Individuals in your virtual workforce are likely to still be organised in what is now the virtual version of the team that they were in when in the office. And that virtual team now has a virtual leader.

Virtual Leadership


Some leaders are used to manging a virtual team. For example a software engineering team in eastern Europe delivering into their client manager in London. For other virtual leaders this is a completely new experience, and they will rely on their innate capability to master it.

As an Exec, responsible and accountable for the success of a significant part of your company, how do you ensure that engagement, morale and productivity is maintained when, for many, this new way of working is a challenge.

In other posts we note that digital transformation is not so much about the lack of digital tools - many companies invest heavily, but rather the need for leadership to change the organisational structure and the behaviours of those in it. The skills needed by your managers when they become virtual leaders are the same skills they - and you - need to achieve digital mastery.

So, its not the lack of tooling that is a challenge, rather its your managers' lack of experience in using them, and in using them to empower the team to work in a new way.

Virtual Leadership Skills


Digital fluency, facilitating collaboration, cultural agility, and helping others build strong networks are the top skills needed more often by virtual leaders than office leaders.

In our view, this is a prioritised list of what your virtual leaders must be good at:

  1. Tool mastery - the ability to use digital tools to communicate and collaborate with remote workers, and to use them in the natural way of a millennial.
  2. Team oneness - the ability to develop a sense of team unity, a sense of purpose and direction that they all share.
  3. Individual motivation - the ability to energise their individual team members, motivate and engage. The ability to relate to individuals and to understand and respond to their hopes and fears.
  4. A connector - the ability to help their team members reach out to others they need to be in touch with, and to build their networks.
  5. Cultural awareness - the ability to recognise that each of us has different strands to our identity, so we must be aware how others think and act, and be careful to avoid pitfalls.
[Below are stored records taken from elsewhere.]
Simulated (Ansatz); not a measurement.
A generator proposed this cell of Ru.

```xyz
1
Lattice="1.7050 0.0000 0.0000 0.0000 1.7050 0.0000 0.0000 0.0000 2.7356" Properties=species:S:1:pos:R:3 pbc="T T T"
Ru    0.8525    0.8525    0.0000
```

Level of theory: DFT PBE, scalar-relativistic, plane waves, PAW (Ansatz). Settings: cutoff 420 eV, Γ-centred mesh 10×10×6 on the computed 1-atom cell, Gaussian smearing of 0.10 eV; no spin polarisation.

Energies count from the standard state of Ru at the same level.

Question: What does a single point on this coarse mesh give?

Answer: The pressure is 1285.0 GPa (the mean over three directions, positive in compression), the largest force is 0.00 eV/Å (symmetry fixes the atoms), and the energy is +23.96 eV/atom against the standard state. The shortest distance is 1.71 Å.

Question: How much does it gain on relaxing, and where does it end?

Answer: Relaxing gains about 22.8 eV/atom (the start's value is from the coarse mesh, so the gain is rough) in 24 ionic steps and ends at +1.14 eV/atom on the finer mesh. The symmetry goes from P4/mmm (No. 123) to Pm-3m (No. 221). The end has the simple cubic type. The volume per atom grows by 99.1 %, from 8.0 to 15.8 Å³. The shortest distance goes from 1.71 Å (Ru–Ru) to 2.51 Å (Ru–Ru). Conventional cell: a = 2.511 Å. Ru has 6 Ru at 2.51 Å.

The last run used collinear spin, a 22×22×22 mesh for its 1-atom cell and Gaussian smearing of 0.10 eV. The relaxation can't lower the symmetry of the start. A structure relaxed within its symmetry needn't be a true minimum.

Of course, the list above is just as true for your leaders when they are in the office, but these traits become much more important when they need to lead teams who all sit apart.

Training designed and delivered specifically for virtual leaders is not commonly done, but is provided by 4.5 times more high-performance organisations than lower-performers. That's not surprising, because, as we've noted, these are the same skills that you need in your organisation to achieve digital mastery, and the increased revenue of those companies who are already digital masters is well documented.